Overview
Alchemy is seeking a Site Reliability Engineer to join our team in Bucharest, Romania. This is a full-time role focused on building and maintaining reliable, scalable infrastructure to power our products. You will collaborate with software engineers, platform teams, and security to improve system reliability, performance, and incident response.
Responsibilities
- Design, implement, and operate highly available and scalable services.
- Develop and maintain monitoring, alerting, and incident response processes.
- Build and manage resilient infrastructure on cloud platforms.
- Automate deployment, provisioning, and maintenance using infrastructure-as-code tools.

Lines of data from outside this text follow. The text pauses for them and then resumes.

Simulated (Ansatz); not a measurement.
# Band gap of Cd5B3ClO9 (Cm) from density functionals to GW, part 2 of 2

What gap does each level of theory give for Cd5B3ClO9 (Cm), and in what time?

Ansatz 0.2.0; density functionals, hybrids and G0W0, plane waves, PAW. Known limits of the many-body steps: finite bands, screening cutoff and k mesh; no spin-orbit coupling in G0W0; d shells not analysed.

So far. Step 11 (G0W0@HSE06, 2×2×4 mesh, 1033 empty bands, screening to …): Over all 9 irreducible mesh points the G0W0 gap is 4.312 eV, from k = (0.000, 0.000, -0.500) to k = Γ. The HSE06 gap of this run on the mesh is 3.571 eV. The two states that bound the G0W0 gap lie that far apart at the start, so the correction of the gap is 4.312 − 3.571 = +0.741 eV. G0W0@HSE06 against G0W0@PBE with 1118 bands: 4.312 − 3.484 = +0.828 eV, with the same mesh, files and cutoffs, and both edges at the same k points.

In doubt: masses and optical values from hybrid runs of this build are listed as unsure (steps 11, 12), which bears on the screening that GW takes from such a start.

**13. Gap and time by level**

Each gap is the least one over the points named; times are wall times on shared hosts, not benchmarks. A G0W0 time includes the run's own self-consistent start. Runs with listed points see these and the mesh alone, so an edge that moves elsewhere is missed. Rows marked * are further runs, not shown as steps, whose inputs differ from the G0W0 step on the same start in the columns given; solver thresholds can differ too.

- Participate in on-call rotations, respond to incidents, and conduct post-incident reviews.
- Collaborate with development teams to improve performance, reliability, and security.
Qualifications / Requirements
- Experience in Site Reliability Engineering, Production operations, or DevOps.
- Strong Linux skills and networking fundamentals; familiarity with observability tools (e.g., Prometheus, Grafana, ELK/EFK).
- Hands-on experience with Kubernetes and container orchestration; cloud provider experience (AWS/Azure/GCP).
- Scripting and automation skills (e.g., Python, Bash).
- Effective communication and problem-solving abilities.
Nice-to-have
- Experience with Terraform, Ansible, Helm, and CI/CD pipelines.
Benefits
- Competitive salary and benefits package.
- Opportunities for growth and professional development.
- Collaborative, mission-driven team culture.